However this work is only marginally oriented towards measures applicable outside of the Union and will only benefit its businesses whilst it will not be the main contributor to greenhouse gas emissions, nor the main consumer by 2050. Changes might be provided to ulterior phases of the programme in the light of results of the Paris Conference.

Energy Insecurity

The economic crisis has left many Europeans in a state of insecurity linked to access to energy, which can weigh heavily in the budget of poor households. In 2010 the European Parliament deemed that this insecurity - according to varying modes of assessment - often arises when energy represents more than 10% of household spending and that this affects between 50 and 125 million Europeans. The effects of energy insecurity are multiple: they affect employability negatively, likewise health, growth and energy consumption itself since poor housing is rarely renovated to improve insulation. The main means to address this are legislative (conditioned preferential tariffs), or incentive based (the FEDER finances the energy improvement of housing in all Member States in principle).

Specific national, tariff and production features and their effects on infrastructures and supply security

Energy mixes, that is all of the factors involved in production, vary greatly from one Union country to another, which for a long time has limited the scope of the energy policy planned for Europe. This is still a reality and means that the goals set on a community level allow Member States a great deal of flexibility regarding how they are implemented.
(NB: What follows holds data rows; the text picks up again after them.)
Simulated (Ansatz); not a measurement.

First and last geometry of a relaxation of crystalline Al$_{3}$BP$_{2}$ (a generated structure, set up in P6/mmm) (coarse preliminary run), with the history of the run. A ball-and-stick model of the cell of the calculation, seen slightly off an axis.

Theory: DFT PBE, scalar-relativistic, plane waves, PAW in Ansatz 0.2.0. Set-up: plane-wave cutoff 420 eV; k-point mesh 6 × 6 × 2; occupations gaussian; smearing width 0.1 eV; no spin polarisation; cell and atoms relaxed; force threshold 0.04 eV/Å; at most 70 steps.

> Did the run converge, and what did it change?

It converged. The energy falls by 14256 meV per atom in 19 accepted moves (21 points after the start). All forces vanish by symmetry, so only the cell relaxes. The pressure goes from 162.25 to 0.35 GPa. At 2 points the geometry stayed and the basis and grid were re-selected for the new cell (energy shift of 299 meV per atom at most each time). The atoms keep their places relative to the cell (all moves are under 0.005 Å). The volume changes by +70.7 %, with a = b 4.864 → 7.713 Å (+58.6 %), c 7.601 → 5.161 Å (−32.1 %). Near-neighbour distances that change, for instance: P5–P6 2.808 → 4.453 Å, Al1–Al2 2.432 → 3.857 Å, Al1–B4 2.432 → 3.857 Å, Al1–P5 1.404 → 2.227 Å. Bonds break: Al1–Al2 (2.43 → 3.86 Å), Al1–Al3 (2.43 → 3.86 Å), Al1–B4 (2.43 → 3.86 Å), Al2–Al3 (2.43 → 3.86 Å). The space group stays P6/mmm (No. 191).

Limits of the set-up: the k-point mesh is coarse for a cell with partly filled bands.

Energy policy is vitally dependent on price signals. Just two examples which match nearly half of the European GDP illustrate this. The French and German situations are extremely different from the point of view of tariffs: in Germany households bear the burden of subsidies granted to its renewable energies (to a total of around 20 G€/year at present) whilst its businesses are exonerated. To date France has privileged light tarification on its households providing them with the benefits of the surplus created by its nuclear fleet. If there were to be a sharp rise in tariffs this would affect growth negatively since household purchasing power would be affected, whilst right now, France is being forced, in terms of salaries, toward moderation in order to prevent the relative drift experienced in comparison with Germany over the first decade of the century. Raising tariffs applied to businesses, particularly electro-intensive industries would be disastrous in both countries and would encourage off-shore investments rather than create jobs in Europe. In France where margins are low this would damage opportunities to be taken in the world recovery and in Germany it would damage exports. It follows that focus must be placed on electro-intensive issues and carbon prices including European imports.

More generally with extremely low inflation in Europe the rapid rise in energy prices suggests that other areas of economic activity are following deflation and its detrimental effects on investment and employment in several Union countries. This calls for new solutions to be developed, not only according to reduced energy consumption, but also reduced production costs. Since the other argument is that as energy import costs are rising, European industry and services must be efficient and export more, which again means the control of energy costs that have to be a vital component of Member States' and the Union's energy policies.

Regarding consumption fossil energies represent 78.8% in Europe where they are preponderant, as elsewhere in the world: oil takes first place in the energy mix, followed by gas, whose share has risen over the last fifteen years and coal whose share was decreasing, but which is now rising again because of low American prices.

Regarding production, nuclear materials are the first source of primary energy in the Union, ie 28%, involving 17 Member States, but the spread is heterogeneous: France alone represents nearly half of European consumption and the UK a major share. Then we have coal (20.8%), of which Poland and Germany are the main producers, renewable energies (20.3%), gas (19%) and finally oil (12%).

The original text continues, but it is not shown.